Meteorite is 'hard drive' from space
Researchers have decoded ancient recordings from fragments of an asteroid dating back billions of years to the start of the Solar System, the BBC reports.
They found tiny "space magnets" in meteorites which retain a memory of the birth and death of the asteroid's core.
Like the data recorded on the surface of a computer hard drive, the magnetic signals written in the space rock reveal how Earth's own metallic core and magnetic field may one day die.
The work appears in Nature journal.
Using a giant X-ray microscope, called a synchrotron, the team was able to read the signals that formed more than four-and-a-half billion years ago, soon after the birth of the Solar System.
The meteorites are pieces of a parent asteroid that originally came from asteroid belt, between Mars and Jupiter.
They represents the left-over fragments of a planet that failed to form. The magnetic recording within it traps a signal of the precise moments when an iron-rich core formed in the asteroid as well as when it froze, killing its magnetic field.
The new picture of metallic core solidification in the asteroid provide clues about the magnetic field and iron-rich core of Earth.
"Ideas about how the Earth's core evolved through [our planet's] history are really changing at the moment," lead researcher Dr Richard Harrison, from the University of Cambridge, told BBC News.
"We believe that Earth's magnetic field is linked to core solidification. Earth's solid inner core may have started to form at very interesting time in terms of the evolution of life on Earth.
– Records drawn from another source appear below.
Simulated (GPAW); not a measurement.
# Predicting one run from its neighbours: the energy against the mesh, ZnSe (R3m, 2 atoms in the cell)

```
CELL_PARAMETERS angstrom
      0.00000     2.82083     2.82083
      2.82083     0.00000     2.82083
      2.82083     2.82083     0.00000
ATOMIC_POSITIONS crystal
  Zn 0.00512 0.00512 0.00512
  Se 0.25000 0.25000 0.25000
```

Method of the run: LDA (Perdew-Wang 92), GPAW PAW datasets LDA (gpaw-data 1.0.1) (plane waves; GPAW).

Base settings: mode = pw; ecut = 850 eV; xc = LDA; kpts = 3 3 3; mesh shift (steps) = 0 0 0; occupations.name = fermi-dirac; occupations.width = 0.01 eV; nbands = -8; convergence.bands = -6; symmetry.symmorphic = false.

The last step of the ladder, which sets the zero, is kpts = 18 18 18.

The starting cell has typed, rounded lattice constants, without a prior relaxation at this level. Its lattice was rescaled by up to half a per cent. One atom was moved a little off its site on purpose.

"By studying an asteroid we get to see this in fast forward. We can see the start of core solidification in the magnetic records as well as its end, and start to think about how these processes work on Earth."
The meteorites studied by the team originally fell to Earth in Argentina, and are composed of gem-quality crystals enclosed in a metallic matrix of iron and nickel.
Tiny particles, smaller than one thousandth the width of a human hair, trapped within the metal have retained the magnetic signature of the parent asteroid from its birth in the early Solar System.